Clothes will sew themselves in DARPA’s sweat-free sweatshops

June 11, 2012

Soldiers might one day live in a world where sewing machines work without human effort (credit: U.S. Army)

DARPA has awarded $1.25 million to fully automate the sewing process, Wired Danger Room reports.

One 2010 estimate put the military’s annual clothing budget at $4 billion dollars.

SoftWear Automation Inc., has so far developed “a conceptual” version of the automated system. According to its website, it is a robotic system that relies on an extremely precise monitoring of a given fabric’s “thread count” to move it through a sewing machine in the proper direction and at the right pace.

Dr. Steve Dickerson, the company CEO and a robotics and engineering researcher, along with co-authors from Georgia Tech, elaborated on his robo-tailoring science in a 2010 paper, presented at a robotics conference in Tokyo.

First, an “overhead, pick-and-place robot” grabs the necessary pieces of fabric and places them at the head of a sewing machine. The appliance itself would be equipped with “machine vision” capabilities, specific enough to spot and track individual fabric threads to “provide fabric location information” to actuators that operate the sewing machine’s needle and thread, and “budgers” — motorized balls, underneath the sewing machine that latch onto the fabric via vacuum seal — that move the material to and fro.
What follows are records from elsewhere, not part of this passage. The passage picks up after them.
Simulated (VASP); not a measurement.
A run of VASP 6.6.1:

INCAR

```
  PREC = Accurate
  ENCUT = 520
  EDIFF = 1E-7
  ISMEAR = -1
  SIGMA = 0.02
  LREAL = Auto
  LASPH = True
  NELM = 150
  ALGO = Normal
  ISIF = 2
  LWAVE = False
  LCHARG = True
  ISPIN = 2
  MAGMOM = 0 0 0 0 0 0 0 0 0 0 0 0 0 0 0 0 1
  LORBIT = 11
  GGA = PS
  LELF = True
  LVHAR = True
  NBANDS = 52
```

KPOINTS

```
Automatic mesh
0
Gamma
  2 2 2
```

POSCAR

According to the company, automated sewing “appears to allow cutting and sewing at costs less than in China.”

Not to mention far fewer allegations of human rights violations. An estimated 50,000 workers are employed by contractors producing military garb, many of them earning “[wages] below the poverty line [and] the median sewing wage in the industry,” according to a 2010 report from The American Prospect.

Of course, it could also mean the decimation of jobs worldwide, as well as dubiously constructed garments.